Traffic falls at 3 airlines; Southwest reports rise
By Jeff Green
Bloomberg News Service
Dallas UAL Corp.'s United Airlines, Delta Air Lines Inc. and Northwest Airlines Corp. said March passenger traffic fell as air travel declined and the carriers reduced service.
Southwest Airlines Co.'s traffic rose 1 percent.
United's traffic, or number of miles flown by paying travelers, slid 13.1 percent from March 2001 as the world's No. 2 carrier trimmed flight and seat capacity 18.1 percent. Delta's traffic declined 6.7 percent on 9.1 percent less capacity, and Northwest's traffic slid 7.2 percent on 10.8 percent lower capacity.
Southwest traffic rose as capacity climbed 4 percent.
Air travel decreased after the Sept. 11 attacks, deepening a slump in business travel. The decline prompted U.S. airlines to lower capacity, and they have since tried to revive demand by lowering ticket prices. Southwest, the largest low-fare carrier, was the only major U.S. airline that didn't reduce capacity or eliminate jobs after the attacks.

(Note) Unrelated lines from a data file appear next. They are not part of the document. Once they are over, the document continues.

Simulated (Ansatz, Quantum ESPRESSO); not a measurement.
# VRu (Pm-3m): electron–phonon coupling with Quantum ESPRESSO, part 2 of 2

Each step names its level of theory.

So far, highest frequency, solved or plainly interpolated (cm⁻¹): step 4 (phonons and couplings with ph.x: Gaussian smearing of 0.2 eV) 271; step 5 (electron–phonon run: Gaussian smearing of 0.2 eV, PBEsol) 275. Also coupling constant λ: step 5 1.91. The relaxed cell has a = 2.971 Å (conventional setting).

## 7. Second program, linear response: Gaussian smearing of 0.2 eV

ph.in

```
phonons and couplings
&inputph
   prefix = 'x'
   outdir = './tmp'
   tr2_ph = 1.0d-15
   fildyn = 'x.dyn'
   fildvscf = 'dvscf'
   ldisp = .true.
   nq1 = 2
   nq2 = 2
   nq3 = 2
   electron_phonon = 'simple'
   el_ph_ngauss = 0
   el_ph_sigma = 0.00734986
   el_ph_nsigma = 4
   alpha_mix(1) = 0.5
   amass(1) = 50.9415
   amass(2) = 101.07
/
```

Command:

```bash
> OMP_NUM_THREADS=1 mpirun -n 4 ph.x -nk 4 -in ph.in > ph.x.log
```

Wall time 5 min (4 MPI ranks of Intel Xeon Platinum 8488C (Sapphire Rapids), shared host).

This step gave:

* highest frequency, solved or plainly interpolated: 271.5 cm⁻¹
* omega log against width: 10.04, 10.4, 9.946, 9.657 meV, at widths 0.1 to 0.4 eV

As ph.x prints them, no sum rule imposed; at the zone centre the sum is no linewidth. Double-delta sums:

United's reduced capacity kept planes 77.5 percent full on average, up from 73 percent. Atlanta-based Delta's planes were 76.1 percent full on average, up from 74.2 percent, and Northwest's planes were 81.9 percent full, up from 78.8 percent in March 2001. Planes at Southwest, the only one of the four airlines that doesn't fly internationally, were 70.2 percent full, down from 72.3 percent.
Southwest's first-quarter traffic fell 2.5 percent, and planes flew 62.9 percent full, down from the year-earlier 67.3 percent. The Dallas-based airline said last month it couldn't predict whether it earned money in the first quarter.